This week, lawmakers in British Columbia are finally planning to unveil the official regulations for retail sales of recreational cannabis in the province. Canada is still on track to legalize marijuana this summer, and while the majority of provinces have already released their cannabis regulations, B.C. officials have been taking their time.
The Canadian federal government has been working on regulations that will cover all legal sales throughout the country. All weed sold in the Great White North must comply with Health Canada's guidelines, which require all pot products to be sold in plain, logo-free, child-proof packaging. But on many details, including how and where pot can be sold and the age limit for users, each individual province is allowed to draft its own specific legislation.

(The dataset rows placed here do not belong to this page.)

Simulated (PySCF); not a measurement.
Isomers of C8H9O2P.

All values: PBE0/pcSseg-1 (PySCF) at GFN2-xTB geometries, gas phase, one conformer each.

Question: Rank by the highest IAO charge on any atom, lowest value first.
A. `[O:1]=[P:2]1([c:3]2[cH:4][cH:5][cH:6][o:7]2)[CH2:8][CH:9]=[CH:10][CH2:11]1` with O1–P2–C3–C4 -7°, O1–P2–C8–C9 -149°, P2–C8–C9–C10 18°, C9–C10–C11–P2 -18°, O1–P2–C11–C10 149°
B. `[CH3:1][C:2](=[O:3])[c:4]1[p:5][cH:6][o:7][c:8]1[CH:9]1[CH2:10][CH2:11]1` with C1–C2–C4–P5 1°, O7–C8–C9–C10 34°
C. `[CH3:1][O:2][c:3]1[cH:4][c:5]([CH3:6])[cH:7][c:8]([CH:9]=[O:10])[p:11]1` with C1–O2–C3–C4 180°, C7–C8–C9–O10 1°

B.C. Premier John Horgan said that he expects that the country will experience a long learning curve with respect to legal pot, and will need to continually adjust its regulations as a result. "This is a massive change in how the people of B.C. and the people of Canada, in this case, interact with what has been to this point in time a controlled substance," Horgan said, according to CTV News.
Solicitor General Mike Farnworth agreed that the province's cannabis regulations would require constant fine tuning. "This is not something that is going to end with the introduction and passage of legislation, but rather is going to be an ongoing evolutionary issue for quite some time to come," he said.
British Columbia will allow adults aged 19 or older to possess up to 30 grams of pot. The regulations will permit some public consumption of the plant, essentially allowing cannabis use in any location where tobacco use is also allowed. Public use will be banned in locations frequented by children, however, including community beaches, playgrounds, and parks. Individuals may grow up to four plants per household, as long as said plants are not visible to the public.
The law will impose extreme penalties on anyone found to be driving under the influence of marijuana. Individual municipalities will be able to veto any cannabis retail applications, similar to the U.S., where local jurisdictions have the right to opt-out of allowing retail cannabis stores. Local governments are also given the right to impose further restrictions on where the drug can be used in public.
Like many other provinces, the wholesale distribution of retail cannabis products will be handled exclusively by the government-run B.C. Liquor Distribution Branch (LDB). Legal weed will be available both at government-operated retail stores, as well as privately-owned retail establishments. In urban areas, liquor and tobacco stores will not be allowed to sell cannabis.
A government official said that B.C. is also planning to set up an e-commerce website for online pot sales, and that at least one government-operated retail store will be open this summer. Several other provinces, including Manitoba, have also announced they will allow online pot purchases. Most provinces are planning on having the government handle cannabis distribution, and will also allow the drug to be sold in both private and government-run stores.
Although the full details of these regulations are supposed to be released this week, Farnworth said that B.C. will not be revealing the pricing structure for sales, nor will the government be announcing the specific location of any retail stores at this time.
"I've been clear, right from the beginning, you're not going to see whole piles of stores up and running right away," Farnworth said to CBC News. "It will be ramping up. We will be working with local governments, because they're the ones that have to implement it."